But this new study suggests that Americans have a problem with God—and that our spiritual issues run deeper than paltry mistrust of religious institutions.

For the study, researchers pulled 58,893 entries from the GSS, a nationally representative survey of U.S. adults. The results suggest a steep decline in the number of Americans who pray, believe in God, take the Bible literally, attend religious services or identified as religious—all factors that should have relatively little to do with America’s skepticism of large institutions.





As of 2014, nearly one third of thirty-somethings who matured in the 2000s said they were “secular” and one fifth reported that they were not even “spiritual”, suggesting a decline not only in religious affiliated but also in the core beliefs of Generation Y. “Decline in religious affiliation and participation has now extended to private practices and beliefs,” the authors write.

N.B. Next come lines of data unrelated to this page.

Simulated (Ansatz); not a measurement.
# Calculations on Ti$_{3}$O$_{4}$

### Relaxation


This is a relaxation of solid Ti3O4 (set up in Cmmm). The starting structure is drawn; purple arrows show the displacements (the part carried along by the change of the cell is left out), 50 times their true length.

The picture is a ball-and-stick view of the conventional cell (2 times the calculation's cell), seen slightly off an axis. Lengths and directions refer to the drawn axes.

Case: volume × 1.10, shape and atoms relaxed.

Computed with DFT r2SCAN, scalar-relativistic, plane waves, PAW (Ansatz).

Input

The next generation, often referred to as iGen, is even more secular. By 2014, the number of 18 to 22-year-olds who reported no religious affiliation rose from 11 percent in the 1970s to 36 percent; the percentage who said they never pray rose from 4 percent to 28 percent. Belief in God and attendance at religious serviced declined by half while self-reported spirituality declined five-fold. “This suggests that iGen will continue the decrease in religious orientation rather than reversing it, even in spirituality,” the authors write.

One odd quirk, however—Americans have become slightly more likely to believe in an afterlife, even as they are abandoning prayer, belief in God and rituals. This, too, is perhaps a telling sign of America’s newfound relationship with old-time religion. “It might be part of a growing entitlement mentality,” Twenge said. “Thinking you can get something for nothing.”